For the Passover Seder this year, I plan on going to my in-laws in Atlanta. (Unlike Minnesota, Passover actually falls out in the spring there!) The theme is always storytelling. We begin our story with the founding of the Jewish Nation, the Exodus of Egypt. We’ll then wander through the tales of Jewish history until we get to our own chapters. An eclectic cast of family and friends will gather to act out this story with everyone playing their own part. We’ll stay up ‘til four in the morning as we attempt to portray why we were passed over, before we pass out.

Let’s meet the cast:

Zaidy (my mother-in-law’s father)

Eighty something (even he doesn’t know). Survivor. He spent his teenage years as a refugee in Shanghai before emigrating to the U.S. after the Holocaust. As the oldest member of the family he tells us what it means to be free in America, to have food to eat, and to be able to live a life of purpose. He connects us to a rich and meaningful past, one that is deeply rooted in the study of Torah and religious life. He implores us not to for forget the cherished heritage that got us here.

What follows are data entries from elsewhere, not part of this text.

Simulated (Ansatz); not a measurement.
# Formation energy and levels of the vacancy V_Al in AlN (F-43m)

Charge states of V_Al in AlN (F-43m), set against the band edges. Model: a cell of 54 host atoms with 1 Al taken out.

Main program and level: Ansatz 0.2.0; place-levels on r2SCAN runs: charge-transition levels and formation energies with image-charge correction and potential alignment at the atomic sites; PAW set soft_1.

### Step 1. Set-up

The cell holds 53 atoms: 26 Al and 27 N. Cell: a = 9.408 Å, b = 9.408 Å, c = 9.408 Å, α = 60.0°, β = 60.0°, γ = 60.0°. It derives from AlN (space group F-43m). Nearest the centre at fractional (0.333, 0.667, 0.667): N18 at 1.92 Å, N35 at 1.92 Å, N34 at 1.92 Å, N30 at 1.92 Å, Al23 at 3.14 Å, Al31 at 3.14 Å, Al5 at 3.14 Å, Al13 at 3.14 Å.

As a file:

Rabbi Friedman (my father-in-law)

As a pulpit Rabbi, he uses the Seder as a trailer for the next day’s sermon. He leads the discussion. As a student of history, he prompts the participants to tell their personal Exodus moments, which he then puts into historical perspective. For him, we are playing out one long, unbroken drama. Each of our individual stories is another stone in the worn, cobbled road of Jewish existence that will hopefully bring us home soon.

Imma (my mother-in-law)

Considering all the work she’s put in, she ought to be asleep on the couch! A kindergarten teacher by trade and personality, she ignores her exhaustion and celebrates the holiday with childlike enthusiasm. She looks at her family, from her father to her grandchildren, all living as proud Jews; she claps her hands and cheers while the crowd sings songs of praise and thanks to Hashem.

Uncle David- An I.D.F. vet. Turned family man, living in Brooklyn

He loves telling stories. A fun-loving guy, he is usually spinning tales from his days in the army, but tonight he is serious as he tells his family the most important story of all, the story of the Exodus, albeit in his own way.

The Petrovs- a Russian couple in their 50s

They are from the brave few who come back to the Rabbi’s house for the Seder even though they know they won’t get home before dawn. They emigrated to the U.S. in their twenties and rebuilt their lives here. Mrs. Petrov animatedly describes their exodus story. First, from the U.S.S.R., then finally back to their Jewish heritage. Mr. Petrov sits stoically through her story; though his eyes glisten as he gazes at Vlad…

Vlad- the Petrov’s teenage son

A math whiz. His favorite rhythm is an algorithm. He is usually quiet but very attentive. His few questions are short but very insightful. As the apple of his parents’ eye, he is determined to continue in his parents’ mold. While many of his peers may be doing all of those high-school things, he is determined to succeed; not only in math, but as a proud Jew.

Chaim Yosef- My energetic 3-year-old son and reciter of the Mah Nishtanah

Tonight, he is quite excited. He’s been waiting and preparing for the Seder in preschool. The Seder is fun, with treats, games and jumping frogs. He doesn’t really understand who “Mean King Pharaoh” was or “Where did all the people go?” but he feels special tonight. He falls asleep with a smile, dreaming that what happened tonight is the sweetest thing in the world.

On the Seder night around the world and throughout history, Jewish families have been telling a tale. Each family may have its unique cast of characters, but we all share the same story. The story of a people redeemed from slavery and chosen for a mission, the story of a nation that holds G-d’s banner through glorious days and times of struggle, the story made up of many individual chapters and episodes in hundreds of countries over thousands of years, and the story told and written every year by the Passover Seder; this is our story.

This year, tell your part. Think about your parents and grandparents and the heritage they left you. Recognize your place in Jewish history. Contemplate the message that you want to relay to your children and grandchildren.

We may say it a little differently. We may experience it in different ways, but this Seder night, make Jewish history…your story.